Academic, budget concerns topics at MISD board meeting
By RICHARD MARK GLOVER
MARFA – Marfa ISD’s principals said their campuses likely wouldn’t meet the federal Adequate Yearly Progress (AYP) standards for a second year.
“Our scores are not good and we’re going to be in trouble again,” junior/senior Principal Cynthia Wimberly told trustees Monday evening.
At the elementary level in grades 3 – 8, Principal Liana Sawyer told the board that the latest results on reading was 66.41 percent compared to the federal mandate of 83 percent as required by the “No Child Left Behind” grid work instituted by the George W. Bush Administration. Reading for the same group was 81.4 percent, compared to the 87 percent required by the federal standard.
“Our projection is we’re going to miss AYP,” said Sawyer.
“Just because the federal government says we’re not meeting AYP, doesn’t mean good things don’t happen at MISD everyday,” said Robert Halpern, president of the MISD Board of Trustees, adding that he believed test scores do need to improve. “And it’s unfortunate that Texas Gov. Rick Perry doesn’t give Texas public schools the chance to set our own benchmarks” as the Obama administration is allowing. “This one size fits all approach to national education standards is absurd.”
The Obama administration has allowed 26 states to apply for waivers to the AYP standards. Texas hasn’t applied for the waiver. The caveat is that states must submit plans to raise education standards.
Marfa ISD has been deemed by the Texas Education Agency as academically acceptable but its two campuses are academically unacceptable for 2011-2013.
Marfa isn’t alone. In Dallas, 33 schools are now academically unacceptable. In Fort Worth, five of 13 regular high schools are AU. In Premont, Texas a small town about 75 miles southwest of Corpus Christi, the Texas Education Agency (TEA) has revoked the district’s accreditation after years of AU ratings. Unless the warrant is appealed, Premont students will be bused to another district for the 2012-2013 school year.

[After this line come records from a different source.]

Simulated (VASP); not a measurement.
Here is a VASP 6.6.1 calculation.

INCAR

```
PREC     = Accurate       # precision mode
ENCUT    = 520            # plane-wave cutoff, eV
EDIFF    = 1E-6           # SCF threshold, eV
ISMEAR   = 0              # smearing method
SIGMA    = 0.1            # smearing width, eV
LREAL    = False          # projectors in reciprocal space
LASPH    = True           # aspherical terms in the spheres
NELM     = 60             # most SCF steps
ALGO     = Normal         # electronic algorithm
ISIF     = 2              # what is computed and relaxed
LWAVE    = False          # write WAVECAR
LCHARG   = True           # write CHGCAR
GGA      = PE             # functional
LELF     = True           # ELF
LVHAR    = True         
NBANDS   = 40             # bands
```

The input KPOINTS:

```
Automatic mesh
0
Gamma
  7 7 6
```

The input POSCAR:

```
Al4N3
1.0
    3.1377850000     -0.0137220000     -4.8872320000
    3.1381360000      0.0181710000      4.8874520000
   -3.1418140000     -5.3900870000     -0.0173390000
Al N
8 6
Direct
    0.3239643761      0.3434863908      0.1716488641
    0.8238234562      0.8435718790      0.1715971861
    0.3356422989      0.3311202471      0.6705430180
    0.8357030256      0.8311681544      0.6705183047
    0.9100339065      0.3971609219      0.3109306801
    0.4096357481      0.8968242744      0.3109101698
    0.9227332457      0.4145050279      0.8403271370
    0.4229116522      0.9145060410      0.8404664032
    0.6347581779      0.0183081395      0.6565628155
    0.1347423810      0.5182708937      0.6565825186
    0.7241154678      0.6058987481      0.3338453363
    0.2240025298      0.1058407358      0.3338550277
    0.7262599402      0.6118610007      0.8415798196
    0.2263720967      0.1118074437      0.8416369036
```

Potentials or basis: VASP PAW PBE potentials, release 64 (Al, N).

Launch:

In further MISD news, Victoria Sanchez, MISD’s chief financial officer, held a brief school budget workshop for the board members. Topics included financial solvency, how average daily attendance affects government funding, property tax values and an overview of the state school budget.
“Many school districts are adopting deficit budgets across Texas,” Sanchez said in regards to MISD’s own deficit spending.
In regard to property values, Sanchez commented that “the state felt that our values do not meet market values.” This might suggest that Presidio County properties might be undervalued in terms of taxation.
The board also voted unanimously to pay $10,000 to Calloway Carpets. The company installed carpet for the school in 2009. The bill, according to MISD Superintendent Teloa Swinnea, did not appear for payment until March of this year and Calloway Carpet president Bill Herring, agreed to reduce the invoice from $14,500 to $10,000 for immediate payment. The work was part of the 2007 gymnasium bond issue.